The Retrospect challenge had the following story: “Our website got attacked but we don’t know what kind of attacks they are. There’s no room for error.”
The challenge contains 3 csv files, a training data set, a feature data file and the data set for prediction which contains our flag.
The training data set contains a total of 17253 rows and 44 columns, where the first 43 columns contains the features of a particular attack and the final column describes what kind of attack it is.
The feature data file explains the column headings of training and prediction data files. Prediction data set contains a total of 138 rows and 43 columns where the training data set contains 44 columns.
The challenge is to predict the 44th column of the prediction data set, ie, what kind of attack will happen for the particular featured datas.
In order to go about solving this challenge, we have to first remove the unnecessary columns, and in our case we need to remove the ‘id’ column. Then, separate the data frame as input and output frames. Input will be all the features and output will be the corresponding attack category.

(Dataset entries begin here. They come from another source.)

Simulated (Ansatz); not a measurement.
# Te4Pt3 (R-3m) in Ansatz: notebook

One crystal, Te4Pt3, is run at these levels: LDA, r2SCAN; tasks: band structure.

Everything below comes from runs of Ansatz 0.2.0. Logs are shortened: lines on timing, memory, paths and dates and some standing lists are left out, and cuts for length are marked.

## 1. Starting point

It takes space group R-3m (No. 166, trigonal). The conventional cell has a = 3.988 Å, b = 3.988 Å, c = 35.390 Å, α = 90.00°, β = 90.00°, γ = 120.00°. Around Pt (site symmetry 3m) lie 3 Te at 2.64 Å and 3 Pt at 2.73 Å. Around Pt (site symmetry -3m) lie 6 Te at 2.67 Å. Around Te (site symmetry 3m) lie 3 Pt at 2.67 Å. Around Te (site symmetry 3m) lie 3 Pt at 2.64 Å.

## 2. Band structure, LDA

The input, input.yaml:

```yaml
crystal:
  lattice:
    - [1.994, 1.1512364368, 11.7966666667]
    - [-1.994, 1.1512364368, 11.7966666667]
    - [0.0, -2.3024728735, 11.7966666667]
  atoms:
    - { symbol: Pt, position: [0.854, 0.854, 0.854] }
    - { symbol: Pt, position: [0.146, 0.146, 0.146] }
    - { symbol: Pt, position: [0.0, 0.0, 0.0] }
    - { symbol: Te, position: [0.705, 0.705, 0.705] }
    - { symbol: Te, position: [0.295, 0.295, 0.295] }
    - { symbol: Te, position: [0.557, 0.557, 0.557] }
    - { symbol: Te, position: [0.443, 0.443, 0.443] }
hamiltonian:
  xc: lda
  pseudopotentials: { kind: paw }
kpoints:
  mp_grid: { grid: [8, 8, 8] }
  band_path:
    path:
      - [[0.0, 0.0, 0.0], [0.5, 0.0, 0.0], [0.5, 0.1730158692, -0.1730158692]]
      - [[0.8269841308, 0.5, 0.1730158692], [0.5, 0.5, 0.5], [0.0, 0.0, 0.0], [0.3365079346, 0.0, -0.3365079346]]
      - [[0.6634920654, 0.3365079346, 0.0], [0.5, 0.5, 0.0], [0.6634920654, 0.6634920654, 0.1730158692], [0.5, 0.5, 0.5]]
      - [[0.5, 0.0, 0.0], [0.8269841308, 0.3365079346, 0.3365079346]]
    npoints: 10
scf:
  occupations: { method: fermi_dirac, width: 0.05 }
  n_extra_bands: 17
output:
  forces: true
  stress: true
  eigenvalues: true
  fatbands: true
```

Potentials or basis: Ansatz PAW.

Data contains int, float and string/nominal values. ML algorithms cannot work with categorical values directly. Therefore, nominal values must be converted into numbers. An encoding technique has to be applied to do so. One-hot encoding is one of the methods and we can use it here.
Before applying one-hot encoding the nominal value columns has to be separated from the remaining columns. Now, we have a total of 3 data frames- one is a nominal value dataframe, which contains 3 columns ‘proto’,’service’ and ‘state’.
Second data frame contains all the remaining numerical value columns. And the third dataframe contains the output column ‘attack_cat’.
In the case of the prediction data set, it does not have the last column ‘attack_cat’. So, it will only contain two df).
One hot encoding is done in two steps- first ‘label encoding’ and second ‘OneHotEncoding’. In both steps there are two processes, “fit and transform”.
Since we have two different data sets, doing one hot encoding seperate to both won’t work. It will result in a shape difference between training data and the prediction data.
To avoid this, we have to fit the training data first and then we have to transform the training and test data with the same fit. To avoid unnecessary fit we have to create a separate encoding object for all the 3 columns.
In the case of the numerical value data frame, the values are variant and it ranges from 0 to 10000, which will make the prediction difficult. So, we have to normalize the numerical values to a particular range. Here ‘MinMaxScaler’ is used to scale the data.
After scaling and encoding we concatenate the data frames together and create a single data frame. And for the ‘attack_cat’ column, we do the label encoding , Here we have a total of 8 attacks, where the label encoding assigns a value from 0-8 to each attack.
Now, select a classifier as an algorithm for training the data. Logistic Regression, Naive Bayes, SVM, Random Forest, KNN, Decision tree are the main algorithms for classification.
They have to choose a classifier which gives a f1-score of 1 with the prediction data set. Otherwise prediction will be wrong (here used - SVM). The input to the classifier must be one hot encoded and output column must be label encoded.
After fitting the data in the SVM classifier, a model is generated. This generated model is used for the data prediction. And it has to give 1 as f1 score. The predicted outcome has a total 8 categories ranging from 0-7(label encoded), where each value corresponds to each attack category. There is a total of 138 rows for prediction and the predicted output will be a column of 138 values.
The 138 values are hashed to 32 using MD5 hash and this is our flag.